CATScaler
A convolution-augmented transformer forecaster paired with a LightGBM pod calculator for a full, live autoscaling loop
TL;DR¶
Cloud apps run inside lots of small “containers”, and the platform that manages them, Kubernetes, normally adds or removes copies only after it notices the app is overloaded. That’s like only starting to cook more food after the restaurant is already full of hungry customers: you’re always late, customers wait, and some leave. CATScaler fixes this by forecasting how busy each service will be over the next few hours and adding/removing container copies ahead of time. It does the forecasting with a neural network called a Transformer that the authors upgraded with a convolution module (good at spotting short, sharp spikes) and a normalization trick called RevIN (keeps predictions accurate even when live traffic looks different from the data the model was trained on). A second model, LightGBM, then translates the forecast into a concrete answer: “you’ll need 7 container copies in 30 minutes.” On real traces from Alibaba Cloud and Huawei Cloud, CATScaler cut the rate of broken service promises (SLA violations) by about 76% and response time by about 52% versus Kubernetes’ default autoscaler.
The Problem (and why simple autoscaling isn’t enough)¶
Cloud applications must serve wildly varying demand. Allocate too few resources → requests slow down or fail and you violate the SLA (Service Level Agreement, the promise of, say, “responses under 200 ms”). Allocate too many → you pay for idle machines. The job of an autoscaler is to keep this balance automatically.
Kubernetes ships with a built-in autoscaler, the HPA (Horizontal Pod Autoscaler). It works reactively: you set a threshold like “CPU > 60%,” and when the measured CPU crosses it, the HPA starts adding pods (a pod = one running copy of your container). Two problems:
It’s always lagging. It reacts only after load is already high. Worse, spinning up a new pod takes time (the provisioning delay / cold start). So during the gap, real users get slow or failed responses. The paper measured HPA latency peaking at 650 ms while load ramped up.

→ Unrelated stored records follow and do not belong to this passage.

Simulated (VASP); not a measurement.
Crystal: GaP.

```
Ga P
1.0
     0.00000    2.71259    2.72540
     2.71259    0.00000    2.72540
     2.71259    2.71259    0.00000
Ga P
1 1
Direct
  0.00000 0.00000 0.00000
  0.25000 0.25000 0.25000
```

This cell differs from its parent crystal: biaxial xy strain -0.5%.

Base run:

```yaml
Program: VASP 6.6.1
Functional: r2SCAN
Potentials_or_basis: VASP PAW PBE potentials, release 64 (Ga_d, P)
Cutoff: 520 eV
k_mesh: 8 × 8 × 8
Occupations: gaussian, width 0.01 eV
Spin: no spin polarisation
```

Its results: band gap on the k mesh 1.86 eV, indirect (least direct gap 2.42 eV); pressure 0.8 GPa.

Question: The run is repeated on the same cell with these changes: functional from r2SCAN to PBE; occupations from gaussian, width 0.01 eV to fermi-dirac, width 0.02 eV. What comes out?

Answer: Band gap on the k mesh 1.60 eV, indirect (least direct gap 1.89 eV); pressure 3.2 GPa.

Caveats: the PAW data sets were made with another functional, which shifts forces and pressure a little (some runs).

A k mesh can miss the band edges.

Workloads are bursty and shift over time. Real API traffic spikes suddenly and its statistical character drifts from day to day, so a model trained on old data can mispredict — a problem called distribution shift.
Existing proactive (predictive) approaches help, but the paper argues they often have one of two weaknesses: (a) forecasts aren’t accurate enough, especially for short sharp spikes, or (b) the logic that turns a forecast into a pod count is too simplistic — e.g. assuming load and pod-count scale linearly when the real relationship is nonlinear.
Background¶
Container / Pod: a lightweight, isolated copy of your app. Scaling “horizontally” = changing how many copies run.
Horizontal scaling (scale out/in): add/remove whole pod copies. Vertical scaling (scale up/down): give one pod more/less CPU/RAM. CATScaler does horizontal scaling (vertical is mentioned as future work).
Serverless / cloud-native: an app architecture of many small services that the platform scales automatically; the developer doesn’t manage servers directly.
Time-series forecasting: predicting future values (e.g. next 144 CPU readings) from a window of recent past values.
Transformer: a neural network built on self-attention — a mechanism that lets every time step “look at” every other time step to learn long-range patterns (e.g. “traffic always rises around 9 a.m.”). Great at global patterns, weaker at tiny local wiggles.
Convolution (CNN): a sliding filter that focuses on local neighborhoods — excellent at catching short, sudden spikes the Transformer might smooth over.
RevIN (Reversible Instance Normalization): normalize each input window (subtract its own mean, divide by its own std) before the model, then reverse that exactly on the output. Cheap insurance against distribution shift.
LightGBM: a fast gradient-boosting decision-tree model (not a neural net) that’s strong at learning complex nonlinear input→output mappings from tabular features.
Contribution in Simple Terms¶
CATScaler is a complete proactive autoscaling framework with two genuinely-combined ideas:
A better workload forecaster. A Transformer is augmented with a convolution module so it captures both the big-picture trend (Transformer’s strength) and sudden local fluctuations (convolution’s strength), plus RevIN to stay robust when live data drifts from training data. Many prior works used only one of these tricks; CATScaler unifies them and adds a speed optimization (replacing the heavy Transformer decoder with a lightweight MLP).
A smarter “how many pods?” calculator. Instead of a naive linear formula, it uses LightGBM to learn the nonlinear relationship between predicted workload, history, and the target utilization, outputting the exact pod count needed.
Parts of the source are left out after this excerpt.